With a passion for service, Lycoming College’s Cori Mancuso ‘13 is bridging national, cultural and religious divides through a global interfaith movement. This summer, the religion and anthropology major travelled to Israel and Palestine as part of a unique, interfaith delegation to learn more about the Israeli-Palestinian conflict.
Sponsored thy the Interfaith Peace-Builders organization, Mancuso, along with 31 other participants from around the U.S., landed in Tel Aviv on May 21 for a two-week journey through Israel and the West Bank.
“I believe the Israeli-Palestinian conflict is one of the most pressing issues of my generation,” explains Mancuso. “I traveled with Interfaith Peace-Builders because I wanted to learn firsthand how the conflict affects both Palestinians and Israelis and what they are doing in order to promote peace.”
The delegation had the opportunity to meet representatives from prisoners’ rights organizations involved with Palestinian prisoners. They also spoke with Israelis and Palestinians about the environmental effects of their countries’ military occupation.
Mancuso felt drawn to the situation due to her passion for both human rights and the environment. Her greatest learning experience occurred when she met with Palestinians.
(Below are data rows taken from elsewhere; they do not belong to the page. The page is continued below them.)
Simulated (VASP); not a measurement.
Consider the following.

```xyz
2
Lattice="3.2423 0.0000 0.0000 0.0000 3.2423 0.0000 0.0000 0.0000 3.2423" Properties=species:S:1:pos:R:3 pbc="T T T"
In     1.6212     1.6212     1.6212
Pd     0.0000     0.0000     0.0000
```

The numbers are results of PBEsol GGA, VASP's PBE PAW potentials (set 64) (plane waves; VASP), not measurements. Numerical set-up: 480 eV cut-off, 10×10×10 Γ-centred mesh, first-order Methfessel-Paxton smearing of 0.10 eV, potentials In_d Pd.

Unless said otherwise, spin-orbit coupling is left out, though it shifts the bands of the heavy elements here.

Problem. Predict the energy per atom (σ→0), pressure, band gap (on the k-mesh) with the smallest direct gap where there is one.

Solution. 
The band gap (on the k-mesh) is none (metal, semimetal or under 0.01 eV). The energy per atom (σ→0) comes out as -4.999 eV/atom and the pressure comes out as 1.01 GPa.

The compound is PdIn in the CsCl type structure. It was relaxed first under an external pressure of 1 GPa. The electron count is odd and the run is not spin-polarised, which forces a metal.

“Too often the Palestinians are an invisible people, and when they are finally visible, they are portrayed as terrorists in the mainstream media,” she said. Instead of terrorists, she found a people concerned with promoting peace, equality, justice and freedom through their faiths and traditions – both Christian and Muslim.
When Mancuso returns to campus in the fall, she will continue her work at the College’s Community Service Center and as coordinator of Better Together, an interfaith service group which plans events with local religious leaders and communities.